Construction on Sendero Verde, a sizable Handel Architects-designed affordable housing development in New York City, is expected to break ground later this summer.
Patch reports that L+M Development Partners, Jonathan Rose Companies, and Acacia Network, the developers behind the project, have secured the necessary funding to get shovels in the ground. AECOM is providing landscape architecture services for the project.
The $233 million, three-phase development will ultimately bring close to 700 affordable housing units to New York's East Harlem district, where recent developer interest and real estate activity have disturbed the area's naturally affordable existing housing stock. The project results in part from the recent re-zoning of the East Harlem neighborhood, an effort that is expected to bring up to 1,288 affordable housing units to the area, overall, according to Patch.

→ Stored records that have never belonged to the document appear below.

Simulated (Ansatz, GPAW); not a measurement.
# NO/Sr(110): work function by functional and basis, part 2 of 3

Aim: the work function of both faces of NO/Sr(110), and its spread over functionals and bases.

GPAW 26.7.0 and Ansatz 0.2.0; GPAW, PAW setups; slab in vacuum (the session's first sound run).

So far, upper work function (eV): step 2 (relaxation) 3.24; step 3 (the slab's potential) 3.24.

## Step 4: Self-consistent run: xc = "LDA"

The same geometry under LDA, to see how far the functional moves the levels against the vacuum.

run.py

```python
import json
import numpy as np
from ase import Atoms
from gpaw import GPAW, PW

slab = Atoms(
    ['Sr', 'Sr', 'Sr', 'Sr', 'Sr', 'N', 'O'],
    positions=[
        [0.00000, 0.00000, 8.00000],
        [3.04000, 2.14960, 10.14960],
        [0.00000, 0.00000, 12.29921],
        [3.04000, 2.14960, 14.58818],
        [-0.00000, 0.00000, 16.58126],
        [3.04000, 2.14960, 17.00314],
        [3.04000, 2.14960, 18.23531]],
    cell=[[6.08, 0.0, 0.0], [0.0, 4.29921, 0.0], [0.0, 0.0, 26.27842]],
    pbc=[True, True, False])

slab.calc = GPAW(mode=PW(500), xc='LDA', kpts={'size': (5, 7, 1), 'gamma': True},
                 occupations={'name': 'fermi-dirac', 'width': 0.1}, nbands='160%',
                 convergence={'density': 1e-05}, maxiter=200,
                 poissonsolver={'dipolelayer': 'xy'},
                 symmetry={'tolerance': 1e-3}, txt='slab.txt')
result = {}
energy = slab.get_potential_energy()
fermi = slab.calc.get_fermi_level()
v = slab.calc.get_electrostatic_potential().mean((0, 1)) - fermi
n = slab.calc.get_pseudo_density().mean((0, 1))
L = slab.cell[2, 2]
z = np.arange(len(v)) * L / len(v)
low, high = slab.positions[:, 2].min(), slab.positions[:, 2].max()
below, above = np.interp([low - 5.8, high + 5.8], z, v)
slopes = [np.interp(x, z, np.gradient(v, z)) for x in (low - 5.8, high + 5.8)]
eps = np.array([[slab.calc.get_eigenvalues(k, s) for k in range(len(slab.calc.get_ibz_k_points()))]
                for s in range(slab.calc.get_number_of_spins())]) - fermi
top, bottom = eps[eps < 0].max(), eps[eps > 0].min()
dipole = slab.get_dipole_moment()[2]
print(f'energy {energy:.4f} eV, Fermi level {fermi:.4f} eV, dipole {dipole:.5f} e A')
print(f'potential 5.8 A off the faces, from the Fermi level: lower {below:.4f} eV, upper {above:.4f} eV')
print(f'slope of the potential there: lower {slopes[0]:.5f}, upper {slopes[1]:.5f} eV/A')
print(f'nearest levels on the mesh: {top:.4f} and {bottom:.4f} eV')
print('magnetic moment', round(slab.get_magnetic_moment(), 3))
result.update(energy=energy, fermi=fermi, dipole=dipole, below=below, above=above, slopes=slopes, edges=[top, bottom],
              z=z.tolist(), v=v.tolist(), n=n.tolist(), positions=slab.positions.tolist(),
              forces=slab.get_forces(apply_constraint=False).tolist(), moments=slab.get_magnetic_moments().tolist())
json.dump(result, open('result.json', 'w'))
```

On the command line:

The three-building development is wrapped in vertically striated brick bands and features punched openings, set back roof terraces, and ground floor retail and educational spaces. The complex will contain a variety of community-serving uses along its lower levels, including a YMCA gym, a health foods market, a community health center, a charter school, and dedicated nonprofit meeting spaces. A portion of the site will be left unbuilt to accommodate a series of sizable community gardens that currently occupy the site. The tactical but broadly based program of the project is designed, according to the architects, to create a multifaceted "community of opportunity" for the neighborhood's residents.
The project's first phase will include 361 below-market-rate apartments, including 120 units reserved for New Yorkers classified as "extremely low income" residents. The phase will also include roughly 36 units set aside for residents who have experienced homelessness, according to Patch.
Phase one of the complex is slated for completion in 2022.